“Almost from its inception, the evolution of Mexico’s natural-gas industry has been designed and executed according to specific planning by the public sector.” This penultimate sentence in Fredda Jean Bullard’s book is the most significant statement in the volume from the historical standpoint. The development of the Mexican gas industry is unique among non-Communist economies—a prime example of socialized economic development in a highly nationalized political system.

Bullard uses statistical data in 122 tables, charts, and figures to indicate the growth of the gas industry; she examines exploration, reserves, production, processing, transportation, consumption, utilization, and pricing. The data are voluminous and complete, so that she has concentrated into one available printed manual information which is otherwise hard to find and sometimes not printed. The focus is not always perfect, but the mind’s eye can sharpen that.

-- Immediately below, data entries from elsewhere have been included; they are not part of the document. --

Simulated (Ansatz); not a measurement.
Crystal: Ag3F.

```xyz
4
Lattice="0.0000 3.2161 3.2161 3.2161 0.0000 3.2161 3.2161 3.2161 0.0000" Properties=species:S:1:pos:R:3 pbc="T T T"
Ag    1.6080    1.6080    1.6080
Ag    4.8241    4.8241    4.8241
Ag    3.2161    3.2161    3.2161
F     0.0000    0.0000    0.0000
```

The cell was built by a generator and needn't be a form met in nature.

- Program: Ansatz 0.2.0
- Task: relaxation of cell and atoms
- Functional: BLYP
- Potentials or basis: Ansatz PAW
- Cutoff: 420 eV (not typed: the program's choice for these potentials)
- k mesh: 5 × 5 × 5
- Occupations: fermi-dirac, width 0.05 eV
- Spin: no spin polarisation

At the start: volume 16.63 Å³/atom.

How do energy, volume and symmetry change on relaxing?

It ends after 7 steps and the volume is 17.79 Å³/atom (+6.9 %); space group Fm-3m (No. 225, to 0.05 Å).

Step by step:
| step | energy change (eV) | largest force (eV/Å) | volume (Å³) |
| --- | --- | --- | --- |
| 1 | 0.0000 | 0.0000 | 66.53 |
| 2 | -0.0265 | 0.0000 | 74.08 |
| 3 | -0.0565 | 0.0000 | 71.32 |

Petróleos Mexicanos (Pemex), the socialized national oil agency, has controlled the development of the gas industry in a rational manner. It has used increased gas production to alleviate parallel and peripheral economic-social pressures on the whole Mexican system of production and consumption. Increased gas use releases petroleum for other internal uses and for export. Gas production makes possible a petrochemical industry (nitrogenous fertilizers and polyethylene materials), which relieves some pressure on the balance of payments by reducing imports and by increasing agricultural production (not to mention lagniappe in the form of chemically pure sulfur). Mexico continues to be firm in its socialized approach to basic production. Petrochemical production (including anhydrous ammonia) is a state monopoly. Pemex regulates production to enforce uniform and rigorous conservation. It does not allow market or war psychology to dominate production planning in basic industry.

The results are impressive, as Bullard shows. Since 1948 consumption of gas and petroleum energy in Mexico has increased 400 percent, with gas supplying about 20 percent of all energy consumed in Mexico. Pipelines have been expanded from 1,231 miles in 1938 to 7,163 miles in 1963 and located rationally with respect to producing areas and industrial consumption. Mexico’s annual growth rate in energy consumption is estimated at 8 percent, double the world average, while imports of energy-producing materials have decreased. Imports of pipe and machinery have declined, as Mexico has begun to produce such equipment herself. Pricing is rationally determined rather than a by-product of the “market.” After experiencing the private blockade in 1938, which cut off her supply of tetraethyl lead, what pleasure Mexico must take in a partnership with Du Pont to produce a surplus of that commodity!

To keep Mexico’s level of development in perspective, however, it is worth noting (as Bullard does) that in 1945 Pemex drilled the deepest well on record and used wood as the fuel to power the drilling machinery. Nevertheless, as Bullard’s data establish, the development of the Mexican nationalized gas industry is a social-economic success story.